There are two closely related fields that help us deal with these scenarios:

Semi-supervised Learning. Exploit the unannotated data to get better feature representations and improve the algorithms learned on the annotated data.
Active Learning. Choose the data that is going to be annotated.

Active Learning: Higher accuracy with less data annotation

graph

Image from https://arxiv.org/abs/1703.02910

The image above is a typical image in a paper about active learning. The x axis is the size of the dataset. The y axis is accuracy on the test set.

A good active learning algorithm is able to cleverly select that data we are going to annotate, so that when we train on it, our model will be better than if we trained on other data.

So if for example we have the constraint of being able to annotate only 400 images, the goal of active learning will be to select the best 400 images to annotate.

Query by committee QBC

Another concept from classical active learning papers, is QBC. The idea here is that instead of measuring the uncertainty of a single model, we can train an ensemble of many different models (maybe with different seeds, or hyper-parameters, or structures). Then for a given image, we can check if the output changes a lot between models. If it does, it means the models aren’t very consistent about this image, and some of them aren’t doing a good job on this image.

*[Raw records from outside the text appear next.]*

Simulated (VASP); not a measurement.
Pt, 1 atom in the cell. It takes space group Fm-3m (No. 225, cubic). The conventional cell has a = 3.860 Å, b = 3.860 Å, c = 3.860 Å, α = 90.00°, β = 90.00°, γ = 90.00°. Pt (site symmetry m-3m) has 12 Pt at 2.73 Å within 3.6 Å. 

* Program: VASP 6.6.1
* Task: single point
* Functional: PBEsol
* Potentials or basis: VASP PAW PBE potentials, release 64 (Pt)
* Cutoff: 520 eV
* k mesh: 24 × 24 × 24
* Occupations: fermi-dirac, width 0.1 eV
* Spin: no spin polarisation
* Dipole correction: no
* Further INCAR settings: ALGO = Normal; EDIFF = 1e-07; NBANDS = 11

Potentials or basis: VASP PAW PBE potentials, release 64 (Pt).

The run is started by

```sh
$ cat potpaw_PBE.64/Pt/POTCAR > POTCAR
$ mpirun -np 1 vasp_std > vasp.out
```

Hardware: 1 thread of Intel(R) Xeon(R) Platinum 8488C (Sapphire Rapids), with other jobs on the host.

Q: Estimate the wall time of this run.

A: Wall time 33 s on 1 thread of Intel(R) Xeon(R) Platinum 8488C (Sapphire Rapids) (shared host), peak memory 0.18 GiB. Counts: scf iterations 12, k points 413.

In the typical QBC implementation, every model decides the output category and votes for it, and a vector with the vote count is created.

Some examples of how his vote vector can be used as an uncertainty measure.
- (Minimize) The difference between the two categories with the most votes.
- (Maximize) Vote Entropy: \(-\frac{V(c)}{C}Log(\frac{V(c)}{C})\)

Summary

In the era of Data Sceince, I think active learning methods have great potential.